The New York Power Authority has announced plans to develop a microgrid to supply steam and electricity to the Governor Nelson A. Rockefeller Empire State Plaza in Albany.
NYPA, officially known as the Power Authority of the State of New York, is a state-level public power organization, operating power plants and transmission lines.

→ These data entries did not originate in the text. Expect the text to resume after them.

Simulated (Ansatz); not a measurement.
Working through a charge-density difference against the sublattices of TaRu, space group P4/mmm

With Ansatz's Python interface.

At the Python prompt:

On May 22, 2017, NYPA announced its plans to convert a former waste-recovery steam plant located in Albany into a site for two new 8-megawatt natural gas-fired turbine generators with dual fuel capability. The generators will be able to supply local needs, or sell power into the wholesale market, with the microgrid capable of operating in sync with the main grid or as an independent "island." According to NYPA, the "resilient power generation facility will enable government services to continue in an emergency while the Plaza can be used as an emergency shelter for Albany residents." The project is expected to supply 90 percent of the power for the state
office complex, to save more than $2.7 million in annual
energy costs, and to avoid the annual emission of 25,600 tons of
greenhouse gases.
The New York State Office of General Services will finance the project, supported by $2.5 million from NYSERDA. NYPA has issued a request for proposals by developers; proposals are due to NYPA on July 13, with awards expected this fall.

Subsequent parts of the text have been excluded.